Fourier7754 / AsymFormer

AsymFormer: Asymmetrical Cross-Modal Representation Learning for Mobile Platform Real-Time RGB-D Semantic Segmentation
Apache License 2.0
27 stars 2 forks source link

Label the problem #10

Open yinyong14 opened 1 month ago

yinyong14 commented 1 month ago

Should I label all the semantic information in the image? I've noticed that there is ignore_index=-1 in the train.py file, and I only mark the part of my image that I need to split, and I use the rest as the background, but when eval.py runs, there will be a lot of mis-segmentation of the background, but the main part is not divided, and I can divide the rest of the background labels after retraining, what is the reason for this.
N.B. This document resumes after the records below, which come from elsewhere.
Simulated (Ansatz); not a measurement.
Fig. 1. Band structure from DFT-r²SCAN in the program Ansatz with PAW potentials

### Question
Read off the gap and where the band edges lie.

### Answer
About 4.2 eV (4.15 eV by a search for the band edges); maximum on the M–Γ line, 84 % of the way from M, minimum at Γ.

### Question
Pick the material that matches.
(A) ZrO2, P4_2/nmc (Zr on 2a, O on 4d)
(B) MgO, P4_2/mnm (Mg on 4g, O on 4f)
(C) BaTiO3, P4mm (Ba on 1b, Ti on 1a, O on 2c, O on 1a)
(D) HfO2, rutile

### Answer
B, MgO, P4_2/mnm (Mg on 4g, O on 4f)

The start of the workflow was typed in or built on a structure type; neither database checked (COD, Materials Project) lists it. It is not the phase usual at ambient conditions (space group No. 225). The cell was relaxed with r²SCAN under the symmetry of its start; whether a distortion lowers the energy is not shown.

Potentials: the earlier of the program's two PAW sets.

Fourier7754 commented 1 month ago

I suspect that you intend to train AsymFormer on your custom dataset, which involves addressing the issue of data annotation. First, we'll explain why the background class should be ignored in the NYUv2 dataset, and then we'll discuss how to train on your custom dataset. In the NYUv2 dataset, the background class contains numerous unlabeled objects. Including the background class as a label during training could mislead the network's understanding of other categories. Therefore, the standard practice is to ignore the background class during both training and testing phases to accurately assess the network's performance. However, if your task is to differentiate between the foreground and background, then the scenario might be different. In such a case, you may not need to ignore your dataset's background class during the training and testing phases.

In actual practice, firstly, during the data annotation phase, you need to mark the background class as class 0, and eliminate the “target_scales[0] - 1” operation when computing the loss. Similarly, during testing, remove the "output = torch.max(pred, 1)[1] + 1" operation: output = torch.max(pred, 1)[1] + 1

yinyong14 commented 1 month ago

Thanks for the reply, but sorry, I don't understand the remove the "output = torch.max(pred, 1)[1] + 1" operation: output = torch.max(pred, 1)[1] + 1, these are not two identical codes.

Fourier7754 commented 1 month ago

In the NYUv2 dataset, class 0 represents the background class. During the training phase, we subtract 1 from all labels and ignore the label "-1", which effectively removes the background class from the training process. During the testing phase, we add 1 to all labels to ensure the output results align with the categories in the NYUv2 label image (the label 0 in "pred" is corresponding to label 1 in original NYUv2 label image). When training and testing on your own dataset, you might not need to apply these preprocessing and postprocessing steps.

yinyong14 commented 1 month ago

Thanks for the reply, I understand.